Tuesday, November 26, 2019

Prix Pictet

Pictet Group is some fashion of wealth management organization, about $USD500B under management which makes them moderately big fish even in that particular pond. They sponsor an annual prize for Art, something something sustainability. They get a certain amount of ineffectual blowback from artists because, well, because Pictet and Pictet's customers are a large part of the problem here. So, fair enough.

Someone I have never heard of until today, Lisa Stein, wrote a piece on it, and specifically requested feedback. Probably not from people like me, but whatever.

You can read her piece here and it's worth reading, so you ought to. I'll wait.

dum dee dum

Ok, what I got out of her piece is that the Prix Pictet operation is, essentially, a fairly bland and obvious marketing operation. They are packaging Political/Protest Art in a way that is broadly appealing. There are a lot of details, but it's the same playbook you use to sell luxury cars, or athletic shoes. What, exactly, they're selling is a bit mysterious to me. They are, obviously, Art-washing Pictet itself. They are also selling the Art itself and the Artists, though. The Art is selected and packaged to be inoffensive, broadly appealing, despite its often fairly serious political content.

So, the question is, is this good or bad?

On the one hand, the operation is clearly, willfully, de-fanging the Art. There are no angry mobs shouting "EAT THE RICH!" here. There isn't really a lot of anger at all. In contrast to the content itself, the mood is vaguely upbeat. Often it is borderline offensive in its upbeatness.

This is definitely gonna get the choir angered, and angered they duly are every year about this time. They write grouchy tweets and think pieces. And, you know, they're not wrong. Pictet is part of the problem. Wealth, in general, is trouble, and it's all over and interwined with Art, and that sucks.

Worse, Wealth seems to be inoculated against the effects of political art. Billionaires will cheerfully purchase Art which directly calls for their destruction, if that Art is valuable in some fashion. They just don't seem to care.

Still, Pictet may not be without value. I direct your attention to my immensely long and boring think piece on how minds are changed.

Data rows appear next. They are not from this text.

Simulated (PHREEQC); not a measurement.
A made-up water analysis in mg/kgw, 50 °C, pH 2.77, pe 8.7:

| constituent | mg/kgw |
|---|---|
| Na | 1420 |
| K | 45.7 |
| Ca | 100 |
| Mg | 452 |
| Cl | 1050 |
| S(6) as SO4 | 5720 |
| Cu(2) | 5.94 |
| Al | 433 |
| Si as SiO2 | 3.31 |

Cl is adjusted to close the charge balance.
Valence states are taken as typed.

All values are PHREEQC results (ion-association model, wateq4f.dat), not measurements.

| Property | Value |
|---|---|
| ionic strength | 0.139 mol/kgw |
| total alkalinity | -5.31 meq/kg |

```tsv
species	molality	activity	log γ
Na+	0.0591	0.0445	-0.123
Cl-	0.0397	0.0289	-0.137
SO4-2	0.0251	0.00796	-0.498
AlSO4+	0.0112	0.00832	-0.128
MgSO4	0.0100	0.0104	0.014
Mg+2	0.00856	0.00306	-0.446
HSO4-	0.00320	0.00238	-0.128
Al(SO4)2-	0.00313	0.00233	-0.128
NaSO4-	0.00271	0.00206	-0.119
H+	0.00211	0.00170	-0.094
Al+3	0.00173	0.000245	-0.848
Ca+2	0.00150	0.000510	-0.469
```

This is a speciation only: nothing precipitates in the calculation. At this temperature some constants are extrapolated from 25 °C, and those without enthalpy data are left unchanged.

And argument could be made that the Prix Pictet, with its bland and inoffensive marketing, is delicately smuggling in ideas to where they might do some real good. While billionaires do seem to be largely immune to the effects of political Art, perhaps by trying a variety of different venues, approaches, methods, the world as a whole can incrementally push the thinking of billionaires in a positive direction.

It is at any rate not completely impossible that Prix Pictet is normalizing a set of ideas within the community of the Very Wealthy, ideas which are in general not normal within that group. If so, that would be a good of perhaps almost incalculable worth.

You're not going to change the minds of billionaires much with a mob of angry sign-waving proles, unless you're willing to accept simply switching it off with a guillotine as "changing their minds." It is possible that a deft marketing campaign of inoffensive packaging of modestly radical Art might contribute something positive here. I dunno. It feels like a long shot.

But again, the value of a success here could be very very high, so perhaps it's worth some long shots.

I'm certainly not saying that the Prix Pictet operation is some sort of deep-cover psy-ops campaign against the Super Rich, that would be silly. If it is doing anything positive, it is as much by accident as anything else. It seems to be, at worst, harmless, though. And it injects a little cash into the Art World, right? So, that's not a bad thing.